More than a year ago, several teams were selected for innovation grants to develop and carry out innovative programming. This Innovation Coffee Break gave those teams an opportunity to share what they’ve done.

We heard from:

  • #adulting – Stacy Wang and Carrie Johnson
  • 4-H marketing videos – Caroline Homan
  • Parent and Family Resource Center cart cards and more – Kim Bushaw

Session Notes:

Three teams that received 2018-19 innovation grants from program leaders shared their projects. 

#adulting  Carrie Johnson, Nikki Johnson, Stacy Wang 

They trained six peer educators (NDSU students) who reached 106 additional college students. This allowed the program to reach more than the three of them could. Their spring pop-up event reached 274 more with six interactive tables. Also, the peer educators set up contact tables in the Union and reached an additional 70 students. 

In addition to the six peer educators, they trained 17 Extension agents and 31 FACS teachers. All reached 616 participants, with 450 by the peer educators. They also developed off-campus partnerships. Social media was a big part of the program with 81,277 reaches and 3,355 engagements. In their survey, 70% said they were confident or very confident in their ability to launder clothing after a lesson, 73% to safely prepare a healthy snack, 58% in their ability to create a budget and track income/expenses, and 60% in their ability to find a rental property that fit their needs and budget. 

This program can be used for juniors and seniors in high school or younger college. The six lessons can be used separately. Caroline used it with high school seniors at an event that already was happening. Nikki learned that chalk really does get out oil stains. 

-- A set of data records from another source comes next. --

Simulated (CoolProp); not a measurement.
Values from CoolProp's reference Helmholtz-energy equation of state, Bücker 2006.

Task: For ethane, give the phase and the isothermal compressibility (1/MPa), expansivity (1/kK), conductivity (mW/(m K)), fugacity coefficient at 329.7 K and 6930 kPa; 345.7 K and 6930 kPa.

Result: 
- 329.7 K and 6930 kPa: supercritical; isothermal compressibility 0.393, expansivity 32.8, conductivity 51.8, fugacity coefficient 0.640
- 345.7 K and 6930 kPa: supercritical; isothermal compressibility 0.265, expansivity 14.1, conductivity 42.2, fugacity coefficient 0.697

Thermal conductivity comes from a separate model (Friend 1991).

Training the peer educators was more innovative. Five were FACS ed majors and one ag ed, so they got practice teaching. They went through the program then they went into groups. They were paid a stipend for each activity they completed. The spring pop-up was a fun event and unexpected success. They’d planned for 100 and had 270. Participants had to complete activities to gain knowledge and win prizes. 

4-H Marketing Videos – Caroline Homan, Sue Milender, Cindy Klapperich, Alicia Harstad 

In counties, agents often feel overwhelmed with how to consistently and creatively meet the needs of 4-H families. New families often don’t know what to expect. This team developed four videos and several Powtoons to help onboard new 4-H families. These provide info when families are ready to receive it. 

The videos are linked from the 4-H home page. They had creative names for the videos but went back to clear descriptions. The videos quickly describe what 4-H is and how families can participate to get great experiences. They meet needs of individual children and provide a snapshot of different ways to approach 4-H. The videos are targeted at adult audiences, but they see kids engaged. The Powtoons are more for kids with youth voices and caricatures that dig into how-to’s. The videos help agents have a one-stop shop to share with families – those enrolled and those considering. They’re trying to reach a diverse audience. 

Scott and Caroline shared short segments of one video and one Powtoon. Their challenge was to have the videos educational but not overwhelming. Brad Cogdill added financial support beyond the grant for more videos. The team wrote the scripts then they were reviewed by Brad, specialists, 4-H families and non4-H families. The project was incredibly time consuming. The videos are on YouTube, but please direct people to get to them from the 4-H home page. The videos are voiceovers so they can change out photos as 4-H’ers age without having to re-edit audio. Team members wrote the storyboards then Scott animated the Powtoons. Videos are combo of Scott shooting and agents providing videos and still photos. They’re still finalizing some of the pieces so haven’t revealed widely yet.  

Parent and Family Resource Centers Marketing – Kim Bushaw 

Her grant was for $3,500 to market the six PFRCs in the network. 

They developed cart cards for kids and food fun for families posters with the same content. PFRC staff are distributing cart cards to grocery stores to market the PFRCs where families go – grocery shopping. The cards are printed on the indestructible paper in Print and Copy Services so cost about $16 per set. 

Their grant also funded Setting Bedtime and Screen Limits videos. The first part of each is education and the last minute is marketing PFRCs. Coordinators also have used them with advisory groups, at conferences, etc. After they developed the storyboard, they realized it was too long so split it in half. See www.ag.ndsu.edu/pen though someone said they had trouble finding the PFRC website. 

Kim also refreshed their website with Kelli and Sonja, and with Ag Comm created an infographic to show the importance of PFRCs. A student made two Powtoons. 

They’ve gotten great feedback from advisory board members, and reached both parents and decision makers.